Jul 3, 2008

On The Wackness


Ok, I guess I’m never running for president (well, these days, maybe not)- I buy pot on a casual basis from a Jewish, Upper East Side dope dealer in his early 20s who, in order to protect the innocent, we’ll call D. D is articulate, with a fairly strong working knowledge of cinema and baseball, and although not unattractive, not likely to set the ladies on fire. In short, D’s not all that unlike the type of person Josh Peck’s Luke Shapiro, the hero of Jonathan Levine’s, The Wackness, a film that has been likened, buy more than one astute critic, as a potential Juno for boys of sorts, is supposed to represent. I can tell you one thing – his life ain’t anything like this, and it wouldn’t have been in 1994 either, Giuliani or not.

Although it wears it authenticity on its sleeve, there’s a point about fifteen minutes into The Wackness, poised to be the indiewood hit of the summer in a dreary season in which Tom McCarthy’s marginally effecting The Visitor is about the only specialty narrative finding any traction in the marketplace, where my bullshit meter, always at its most sensitive when watching a period youth picture, just about erupted. Method Man, who in his first truly dreadful screen performance, plays an armed body guard totting Jamaican pot distributor from Queens, one whom our apparently unpopular and friendless Upper East Side pot dealer hero (give me a break, look at this guy Josh Peck) would have had no way of crossing paths with if he wasn’t savvy and tough, adopts a Caribbean accent that’s worthy only of a Saturday Night Live sketch. When the movie finds itself ready to posit that these two are in business together, it immediately begins to falter on the plausibility front, a thing I suspect the filmmakers picked up on, as Meth’s screen time is pretty minimal and, aside from a nifty montage set to A Tribe Called Quest’s “Can I Kick It?”, the film doesn’t try to delve too deeply into the actual mechanics of being a pot dealer, a criminal profession that can be rather lucrative, stressful, and unassuming, one that is often full for boredom and quiet desperation, although its never portrayed that way in cinema.

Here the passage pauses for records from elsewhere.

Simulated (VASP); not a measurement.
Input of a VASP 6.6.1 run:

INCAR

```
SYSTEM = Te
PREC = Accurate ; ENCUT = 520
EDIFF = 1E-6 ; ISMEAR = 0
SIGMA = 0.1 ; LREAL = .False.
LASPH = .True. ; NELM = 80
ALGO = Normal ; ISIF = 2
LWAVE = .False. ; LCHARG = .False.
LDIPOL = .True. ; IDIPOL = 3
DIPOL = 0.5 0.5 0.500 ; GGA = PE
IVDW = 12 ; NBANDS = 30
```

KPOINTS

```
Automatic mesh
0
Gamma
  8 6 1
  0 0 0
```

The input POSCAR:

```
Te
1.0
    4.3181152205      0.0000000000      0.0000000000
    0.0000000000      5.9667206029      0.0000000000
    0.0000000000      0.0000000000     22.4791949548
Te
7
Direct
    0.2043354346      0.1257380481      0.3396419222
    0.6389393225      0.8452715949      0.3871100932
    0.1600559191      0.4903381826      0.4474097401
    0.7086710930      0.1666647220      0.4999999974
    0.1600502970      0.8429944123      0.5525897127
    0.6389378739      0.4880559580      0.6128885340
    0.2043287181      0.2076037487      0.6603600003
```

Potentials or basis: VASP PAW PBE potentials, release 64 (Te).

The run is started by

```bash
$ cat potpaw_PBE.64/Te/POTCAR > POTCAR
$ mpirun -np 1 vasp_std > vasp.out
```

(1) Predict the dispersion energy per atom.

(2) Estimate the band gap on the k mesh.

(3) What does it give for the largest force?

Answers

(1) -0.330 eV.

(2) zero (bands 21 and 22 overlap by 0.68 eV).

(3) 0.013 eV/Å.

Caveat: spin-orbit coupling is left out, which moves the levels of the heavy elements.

This is not a film without things to like – it’s extremely well cast, elegantly mounted and very funny at times. As the neurotic, pot smoking ex-hippie turned sour faced psychoanalyst who trades sessions for dime bags with Luke, Ben Kingsley is terrific, as good as his been since his legendary turn as Don Logan in Sexybeast, and Olivia Thirlby, as his daughter, who has a summer fling with the depressed, dope slangin’ leading man, continues her string of realty impressive, subtle work. She’s as dynamic and skilled a perfomer as any American actress under thirty working today. People like the ever radiant Jane Adams, Famke Janssen and even Mary Kate Olsen, as a mushroom dropping, dreadlocked blondie who ends up making our with the 64 year old Kingsley in barroom telephone booth, show up and turn in terrific supporting work. But as the bildungsroman clichés mount, we anticipate the various arcs of each relationship before they surface and this film, which has been trimmed by fifteen minutes from the version which took home the audience award at this year’s Sundance Film Festival, begins to feel a bit over long.

No matter how many murals to Kurt Cobain we see or Illmatic cues we hear, one can’t help but feel that the film, which is always quite inviting and entertaining, lacks the soulfulness its aspiring to. Perhaps it seems beside the point, but the Upper East Side has no lack of its own suppliers for kids like these and I doubt anyone like Luke Shapiro would venture that far to be in business with a guy who has heavies with Uzis. Meth generically represents all the trappings of danger low stakes pot dealers try like the plague to avoid. The film needs a character for a rapper to play though, to lend it that much needed “authenticity”, that, of course, doesn’t really exist in the ecosystem in which films like this get made.

The carefully molded world of the movie is one of its major selling points for a large portion of the target youth audience that geriatric seeming Sony Pictures Classics is hoping it can lure with this sweet and sugary, yet oddly colorless summer of 94’ hip-hop fantasia. From the desaturated hues of its early and middle passages to the alabaster pallor of almost its entire cast, this movie is lily white, regardless of how many Nas, Biggie and Wu-Tang Clan songs can get stuffed into the final mix. Its no surprise the only black participant in this black culturally infused movie is Meth, making a mockery of himself, the gentle irony of his actual voice on a Wu-Tang song playing in the background of his silly scenes here just another reminder of the spirit and verisimilitude that the film, despite best efforts, isn’t able to extract from its antecedents.